Researcher Spotlight: Pichaya Damrongpiwat

By NYPL Staff
July 14, 2020

This profile is part of a series of interviews chronicling the experiences of researchers who use The New York Public Library collections for the development of their work.

Photograph of researcher Pichaya Damrongpiwat

Pichaya Damrongpiwat is a Ph.D. candidate in English at Cornell University. At the Berg Collection at NYPL, she conducted research for her dissertation on rape and gendered violence in women’s writing during the long eighteenth century.

What brought you to the Library?

One of my key authors is Frances Burney (1752-1840), and much of her extant papers are housed at the Berg Collection, including the manuscript drafts of her first novel, Evelina (1778).

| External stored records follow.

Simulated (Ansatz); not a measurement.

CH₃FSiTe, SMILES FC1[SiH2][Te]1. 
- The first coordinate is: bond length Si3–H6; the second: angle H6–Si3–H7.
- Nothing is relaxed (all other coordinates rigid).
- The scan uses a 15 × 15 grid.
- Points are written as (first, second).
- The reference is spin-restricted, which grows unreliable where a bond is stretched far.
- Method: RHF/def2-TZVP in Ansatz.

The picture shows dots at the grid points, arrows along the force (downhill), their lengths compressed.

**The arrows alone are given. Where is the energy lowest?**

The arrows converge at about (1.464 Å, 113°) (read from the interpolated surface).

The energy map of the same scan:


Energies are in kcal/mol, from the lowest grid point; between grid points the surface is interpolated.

What’s the most unexpected item you encountered in your research?

Frances Burney, Autograph verse on sheet, “To Doctor Last”

Dated June 23, 1769, this poem was composed by 17-year-old Burney to commemorate her father, Dr. Charles Burney, receiving his long-awaited doctoral degree in music.

But the most striking feature lies between the creases where the paper had been folded. On the backside of the sheet, there is an “address panel” addressed to Dr. Burney. But the letter was never posted, of course, and is instead part of young Frances’ play-pretend at letter writing, a practice for which she would be remembered and celebrated. The creases show that she folded the letter as if to post it, even writing the address of her father at Oxford and the sender address from her house in London.

This subtle but remarkable find shows the young Burney’s predilection for writing, or, in her own words, “scribbling.” But equally, it also shows how children often imitate the adults around them. Everyone was writing letters, so Frances would too. Therein lies the trace of a lived life, which is only visible on the original sheet at the Berg Collection. This artifact is a testament to the ongoing importance and irreplaceable value of our archives and libraries, even—or perhaps more than ever—in our digital ecosystem.

What research tool could you not live without? 

Through the recommendation of a librarian, I use a program called Tropy to organize images. This lightweight client helps with cataloging, grouping, finding duplicate images, and so forth. Above all, it’s free!

Where is your favorite place to eat in the neighborhood?

Café China on East 37th Street.

How do you maintain your research momentum?

I am of the persuasion that writing should be an integral part of archival research. I write small notes during the day, such as noting why an item captured my interest. At the end of the day, I review these notes and generate a paragraph or two of the findings. I find that doing so helps maintain and can actually sharpen the focus for the following day.

Is there anything you'd like to tell someone looking to get started?

Librarians and curators are archives of collected knowledge unto themselves, and they can assist with your project from start to finish. So go ahead, ask a librarian, and get started!

Have I left anything out that you’d like to tell other researchers?

Aspirational: Archives are such treasure troves and I try to spread the word as much as possible that access is possible, even for early-career researchers. There’s nothing like seeing the original artifact, and it will transform your research.

Practical: Look at the physical card catalogs in addition to digital finding aid(s) if possible. Some things may have slipped through the cracks during digitization.

Lastly, I’d like to give a shout-out to my wonderful feline research assistants, Pina and Monty, who made my stay on the Upper West Side a very special one by waking me up at 7AM sharp each morning, taking turns sitting on the desk chair, and asking for many, many back rubs—it’s important to take breaks!